What is a Supercomputer ?
Supercomputing is, before anything, a stack of many expertises: modeling, applied mathematics, computer science, hardware, cooling, and many more. Therefore, an “expert of supercomputing” is actually limited to one fraction of it.
For example, a hardware specialist knows nothing about the dire consequences of underestimating the diameter of a droplet in a Lagrangian liquid-phase model. It is not intuitive that getting a drop size wrong by a factor of two can increase the size of the simulation by a factor of 8. On the other hand, the physical modeling specialist will not take time to optimize its computation so it fits in the cache – although it can generate speedup of a factor 2.
This “cultural gap” is especially pronounced at the frontier between software people and hardware people. We introduce here an analogy that should help software people cross this frontier and perform better on the available hardware.
Imagine a town made only of small offices. An entire town of similar buildings dedicated to computing on demand. Each building is a collection of office floors (the computing nodes). Data moves between buildings with a fast delivery service, and inside buildings through faster elevators (node to node communication).
Now, each office floor has several offices (the processors) and shared storage rooms (the node memory). And each office hosts a team of workers (the cores).
Contractors in the need of computation book several floors, with the associated workers and the storage, for a limited period of time. When the period starts, data is supplied to the different floors to be processed, and results are sent back:
If you want to dive deeper in this image, let’s meet a worker. Let’s meet Bob:
Bob leads an exciting life in SiliconCity, the supercomputer town. Every day he wakes up to the hum of servers and the whir of cooling fans, ready to tackle the toughest computational challenges that come his way.

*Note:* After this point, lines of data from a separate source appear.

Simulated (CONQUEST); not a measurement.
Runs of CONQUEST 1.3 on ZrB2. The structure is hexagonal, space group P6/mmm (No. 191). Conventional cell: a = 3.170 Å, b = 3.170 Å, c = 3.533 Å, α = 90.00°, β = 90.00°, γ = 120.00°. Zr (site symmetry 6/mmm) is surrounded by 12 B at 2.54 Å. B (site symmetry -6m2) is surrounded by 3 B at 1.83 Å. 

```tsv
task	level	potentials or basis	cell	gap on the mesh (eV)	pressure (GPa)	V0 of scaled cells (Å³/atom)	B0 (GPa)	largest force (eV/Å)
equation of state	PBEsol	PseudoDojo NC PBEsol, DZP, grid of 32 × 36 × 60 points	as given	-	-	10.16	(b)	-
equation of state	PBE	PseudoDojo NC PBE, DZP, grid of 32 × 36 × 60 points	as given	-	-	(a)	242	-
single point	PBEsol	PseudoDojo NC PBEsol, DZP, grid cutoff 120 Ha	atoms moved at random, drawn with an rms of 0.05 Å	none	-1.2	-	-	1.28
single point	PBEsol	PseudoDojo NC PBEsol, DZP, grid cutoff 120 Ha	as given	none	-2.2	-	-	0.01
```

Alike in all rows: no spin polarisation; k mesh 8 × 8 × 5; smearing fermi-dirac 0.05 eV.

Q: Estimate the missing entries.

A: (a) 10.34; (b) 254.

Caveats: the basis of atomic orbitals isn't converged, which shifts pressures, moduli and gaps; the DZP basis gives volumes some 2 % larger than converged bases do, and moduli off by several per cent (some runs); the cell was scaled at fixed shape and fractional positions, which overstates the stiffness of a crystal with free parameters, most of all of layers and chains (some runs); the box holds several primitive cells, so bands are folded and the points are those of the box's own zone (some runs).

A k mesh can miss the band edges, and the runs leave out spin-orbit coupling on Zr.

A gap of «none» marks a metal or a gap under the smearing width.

Bob works closely with his teammates Linda, Josh, and Michele, all members of the same processor team, the team “A”. They are an inseparable group, united by their love of fast processors, complex algorithms, and strong coffee.
Bob and his team love to complain about the two other processor teams, currently slacking off. Indeed, lately they are the only team working. A weird contractor booked this floor, but asked only team “A” on the job. “Probably a test run” said Linda, their senior.
They also grumble about the inconvenience of having to travel to another building just to get some data, but they know that it’s bound to happen sometimes. Maybe the contractor does not care about rack-to-rack communication. Maybe he is not even aware of the cost. Despite the challenges, they are determined to get the job done.
As Bob and Michele wrap up their work for the day, they chat about the GPU teams working in the next building.
“Those GPU people are something else,” Michele says with a smirk. “They can process a hundred of boxes while I can do only one, but they are sooo dumb sometimes.”
Bob chuckles in agreement. “I know, right ! And did you see that they always need CPUs like us to handle more complex stuff?”
Michele nods in understanding. “I guess that’s why we’re called the ‘central processor unit’, right? We may not be the fastest, but without us, nothing happens.”
Team A works late into the night, fueled by pizza and energy drinks. And as they shut down their computers and head home, they know that they’ll be back the next day to tackle whatever computational challenges come their way.
Expert’s Corner: Application to a Real Computer
Our expert readers might prefer a more applied illustration, so let us take a real-life example. In our laboratory, we have a supercomputer called “Kraken”, with 10204 cores for a total power of 1 Petaflops (10^15 Floating Operations Per Second). In the main scalar partition, there are 185 nodes “Skylake” containing 2 processors of 18 cores. These are usually shown as follows.
Now if we apply our analogy, this is how a “Skylake” node of kraken would look like: a floor with two aisles (#0 and #1), each with a shared storage room (Numanode) , an open space of 18 workers, and a shared forklift. There are 185 floors like this, totalling 6680 workers, scattered in 47 four-storey buildings.
Note the intermediate “data carriers” helping the workers to move data around between the main “storage rooms” and their desk: a forklift shared by all the workers of a processor (L3 cache); a personal tray (L2 cache) and two personal cases (L1d and L2i) for each worker.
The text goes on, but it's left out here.